As time went on, I came to realise that if I wanted to understand the role of risk in child protection law, I had to understand how risk was thought about in policy making and sociological thought more generally. As a result, the book became a combination of historical research into children and risk, and an investigation into how the law tries to embody current approaches to risk.

  1. The Development of Child Protection Law and Policy specifically focuses on the Republic of Ireland, “where child protection has become emblematic of wider social change”. What is the significance of this focus and what links child protection to social change in this context?

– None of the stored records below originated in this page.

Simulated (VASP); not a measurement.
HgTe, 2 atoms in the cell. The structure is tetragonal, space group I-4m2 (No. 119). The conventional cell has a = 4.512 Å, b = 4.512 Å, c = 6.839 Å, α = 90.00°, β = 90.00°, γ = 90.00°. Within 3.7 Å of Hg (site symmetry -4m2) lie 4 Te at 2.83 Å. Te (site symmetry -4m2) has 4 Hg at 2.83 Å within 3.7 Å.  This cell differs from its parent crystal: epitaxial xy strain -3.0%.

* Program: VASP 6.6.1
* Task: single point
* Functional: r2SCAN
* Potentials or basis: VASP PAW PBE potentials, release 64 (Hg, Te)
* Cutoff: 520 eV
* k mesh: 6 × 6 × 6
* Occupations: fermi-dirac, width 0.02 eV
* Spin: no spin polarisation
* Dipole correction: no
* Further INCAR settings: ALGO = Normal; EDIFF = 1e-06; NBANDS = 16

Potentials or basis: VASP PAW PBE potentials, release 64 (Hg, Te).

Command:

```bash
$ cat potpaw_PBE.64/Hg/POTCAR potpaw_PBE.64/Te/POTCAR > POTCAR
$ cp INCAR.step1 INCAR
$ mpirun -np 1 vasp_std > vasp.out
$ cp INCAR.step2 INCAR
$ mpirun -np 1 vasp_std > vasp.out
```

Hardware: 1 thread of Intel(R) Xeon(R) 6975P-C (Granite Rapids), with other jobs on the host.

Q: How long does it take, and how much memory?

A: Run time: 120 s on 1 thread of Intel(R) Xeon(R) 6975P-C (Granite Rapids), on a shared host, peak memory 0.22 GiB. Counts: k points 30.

The social change in Ireland over the last 30 years has been nothing short of radical. The level of secularisation, the changed understanding of gender, economic development, and the level of legal protection afforded to children have all changed out of all recognition, as has much else. Things are far, far from perfect, but Ireland is now a much less traditional, much more open society than it was even compared to when I was growing up, bearing in mind that I’m only in my mid-30s.

An awful lot has been written about this but one of the things that I noticed was that many of the major developments in child protection tracked the wider social changes. Some people have linked the two, but what I started to see was that the shifts were so great that it was possible to describe this as a shift to what some sociologists term late modernity – a phrase which implies globalisation, the decline of tradition, the emergence of new political groups and strategies, and a new focus on individual choice. There was also a change in how risk was thought about; we stopped trying to eliminate risks, and instead focused on managing and minimising them.

These changes could also be seen in child protection laws and policies, so when I started looking into the reports that prompted new laws and the media and parliamentary debates around them, the same process of change was there – a change from a traditional approach built on certain kinds of definite social relations, deference to authority, and a belief that risks could be suppressed, to one based on individual rights, participation by marginalised groups like victims and the rise of risk management.

  1. If you could give us a brief overview, how has child protection law evolved, and what can still be done?

The law has changed from a position where children were, at times in the 19th century, seen as a threat. Several MPs opposed raising the age of consent because of a fear of potential class conflict, for example. But quite suddenly in the late 1880s and early 1890s, the idea that children were victims began to emerge, so we took measures like increasing penalties for offences against children, allowed children to be removed from abusive families and adopted a more scientific approach to their welfare. After Ireland gained independence and adopted a new constitution, a more family-centred approach took hold, and that crippled child protection for decades, as did the deference to religious orders.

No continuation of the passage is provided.